CVC would fire F1 boss Ecclestone if found guilty
CVC would fire F1 boss Ecclestone if found guilty
Formula One shareholder CVC would not hesitate to sack motor sport boss Bernie Ecclestone if he had committed a crime in his dealings with a jailed German banker.

London: Formula One shareholder CVC would not hesitate to sack motor sport boss Bernie Ecclestone if he had committed a crime in his dealings with a jailed German banker, CVC co-founder Donald Mackenzie told a court on Monday. Mackenzie denied that Ecclestone, who has built Formula One into a global money-spinner over the past four decades, was being kept in his post because of his importance to the business. Ecclestone remains a hands-on chief executive at the age of 83.

"If it is proven that Mr Ecclestone has done anything that is criminally wrong, we would fire him," Mackenzie told a hearing at London's High Court. Ecclestone is facing a $100 million damages claim over allegations that he sold the business for too little when CVC became the largest shareholder in a deal agreed in late 2005.

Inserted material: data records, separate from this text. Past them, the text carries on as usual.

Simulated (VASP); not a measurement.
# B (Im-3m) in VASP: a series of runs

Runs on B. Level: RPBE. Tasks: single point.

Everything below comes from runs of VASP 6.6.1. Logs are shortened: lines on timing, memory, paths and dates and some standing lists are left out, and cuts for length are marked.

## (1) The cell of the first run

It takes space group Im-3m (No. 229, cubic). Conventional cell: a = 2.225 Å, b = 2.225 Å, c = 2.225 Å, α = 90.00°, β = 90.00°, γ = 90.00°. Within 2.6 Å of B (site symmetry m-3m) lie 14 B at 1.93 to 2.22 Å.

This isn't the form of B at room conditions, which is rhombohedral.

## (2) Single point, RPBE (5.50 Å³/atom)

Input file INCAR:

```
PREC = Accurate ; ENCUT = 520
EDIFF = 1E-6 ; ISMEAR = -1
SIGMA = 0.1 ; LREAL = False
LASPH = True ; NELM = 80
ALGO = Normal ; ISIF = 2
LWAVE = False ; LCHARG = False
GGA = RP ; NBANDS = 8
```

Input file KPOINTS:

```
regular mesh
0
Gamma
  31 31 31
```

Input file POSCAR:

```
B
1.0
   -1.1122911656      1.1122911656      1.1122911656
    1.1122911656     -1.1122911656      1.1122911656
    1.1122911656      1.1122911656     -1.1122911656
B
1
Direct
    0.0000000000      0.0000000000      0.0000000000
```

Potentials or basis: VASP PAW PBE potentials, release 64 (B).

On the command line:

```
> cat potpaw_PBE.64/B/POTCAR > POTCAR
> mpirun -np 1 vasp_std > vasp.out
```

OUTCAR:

The legal fallout from that deal has raised questions about whether Ecclestone can maintain his long grip on the sport and further complicated stalled plans to list the business on the stock market in Singapore. Lawyers for German firm Constantin Medien (EV4G.DE) argue that Ecclestone favoured a sale to CVC because it planned to keep him on as chief executive.

Mackenzie, a deal-maker who tends to avoid the media spotlight, told the court that Ecclestone had apologised for not immediately telling him about a multi-million dollar payment made to German banker Gerhard Gribkowsky after Gribkowsky's arrest in January 2011.

Mackenzie recalled a meeting with Ecclestone in February 2011 at which the Formula One head told him of the payment, despite earlier denials. "He told me that he had had a meeting with one of his colleagues who had reminded him that he had made payments to Gribkowsky and he apologised for having forgotten this," Mackenzie told the court.

"He told me he had never lied to me and I must say that I had trouble believing you could forget payment of $40 million," Mackenzie said. A Munich court jailed Gribkowsky, former chief risk officer at German bank BayernLB BAYLB.UL for 8-1/2 years in 2012 over a $44 million payment made by Ecclestone and an Ecclestone family trust after the CVC deal.

CVC paid BayernLB around $830 million for a 47 percent stake in Formula One. Constantin, the successor company to former shareholder EM.TV, says it missed out on a share of the proceeds it would have been due had the stake fetched more than $1.05 billion.

Ecclestone told the court this month that he paid Gribkowsky around 10 million pounds because the banker had threatened to make false claims about his tax status that could have cost him as much as $2 billion. The German authorities are due to decide next year whether to put Ecclestone on trial for bribery over the payment. Ecclestone denies any wrongdoing.

Pressed about how lucrative the CVC investment had been, Mackenzie said it was one of the fund's top 10 deals but it had come at the price of some negative headlines. "It is a successful investment apart from the adverse publicity and this is a good example of it," Mackenzie told the court.

With a stock market listing having failed to come off, CVC sold down its stake last year from around 63 percent to 35.5 percent, bringing in U.S investment funds Blackrock and Waddell & Reed and Norway's Norges Bank as investors. The deals gave Formula One an enterprise value of $9.1 billion.

Constantin has brought the case against Ecclestone, the Ecclestone family trust, Gribkowsky and former trust lawyer Stephen Mullens. CVC is not a defendant in the damages claim. Court hearings are expected to continue into next month.